Stormont recalled from break for emergency debate on cutbacks

The Northern Irish assembly abrupts its mid-term break to discuss George Osborne’s £4bn cut to the Stormont budget.

THE NORTHERN IRISH ASSEMBLY has been holding an emergency debate today to discuss the impact of the Spending Review announced by British chancellor George Osborne last Wednesday.

The cutbacks – as part of an overall plan to eliminate £81bn (€90.7bn) from the public spending bill over the next four years – is likely to see the loss of 30,000 jobs in the public sector in Northern Ireland alone, and 490,000 across the entire UK.

The Northern budget has been hit with almost £5bn in cuts, which will probably cost the province 50,000 jobs in total – in a cutback scheme that Northern leaders said went well beyond the scale of the cuts they had agreed to or anticipated.

First Minister Peter Robinson was expected to argue that the five parties in the power-sharing executive would have to agree to an all-party strategy on how such cuts could be implemented, saying it was the only way the North could cope with having its capital spending programme cut by 40%.

This call was echoed by finance minister Sammy Wilson, who said the parties had a “grave responsibility” to find consensus on how the cuts would have to be made.

“We need to have a budget in place and debated and through this Assembly by January at the latest,” he said.

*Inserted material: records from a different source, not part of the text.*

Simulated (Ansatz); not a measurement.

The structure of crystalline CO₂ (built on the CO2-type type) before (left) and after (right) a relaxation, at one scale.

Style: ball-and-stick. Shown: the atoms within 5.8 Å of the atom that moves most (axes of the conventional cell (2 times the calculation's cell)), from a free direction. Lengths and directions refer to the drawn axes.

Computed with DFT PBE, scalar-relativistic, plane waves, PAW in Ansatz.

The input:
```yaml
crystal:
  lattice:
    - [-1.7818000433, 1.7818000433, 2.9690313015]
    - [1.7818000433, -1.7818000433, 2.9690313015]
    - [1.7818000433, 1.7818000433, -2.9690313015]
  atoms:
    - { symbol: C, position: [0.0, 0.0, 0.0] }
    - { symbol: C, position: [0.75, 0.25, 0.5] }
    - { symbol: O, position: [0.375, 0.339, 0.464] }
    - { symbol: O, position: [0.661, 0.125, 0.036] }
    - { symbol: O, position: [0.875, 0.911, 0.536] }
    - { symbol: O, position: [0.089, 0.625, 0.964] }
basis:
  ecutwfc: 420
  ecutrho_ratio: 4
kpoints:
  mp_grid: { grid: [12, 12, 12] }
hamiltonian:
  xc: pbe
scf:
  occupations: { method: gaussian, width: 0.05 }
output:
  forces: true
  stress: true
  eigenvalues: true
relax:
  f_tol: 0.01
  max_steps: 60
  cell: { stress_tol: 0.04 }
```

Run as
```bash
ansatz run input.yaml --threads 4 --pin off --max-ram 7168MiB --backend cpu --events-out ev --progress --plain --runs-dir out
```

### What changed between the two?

“That means that the Executive have to agree a budget within the next couple of weeks, get it through the statutory process of consultation and then get it here on the floor of the Assembly for debate and for decision. If we don’t do that, we will be failing in our duty.”

RTÉ says Sinn Féin leader Gerry Adams proposed that members in Stormont, and senior civil servants, should show leadership by accepting a 15% cut in their wages.

All parties agreed on a joint Sinn Féin-SDLP motion voicing concern over the cutbacks, with amendments from the unionist side passed unanimously.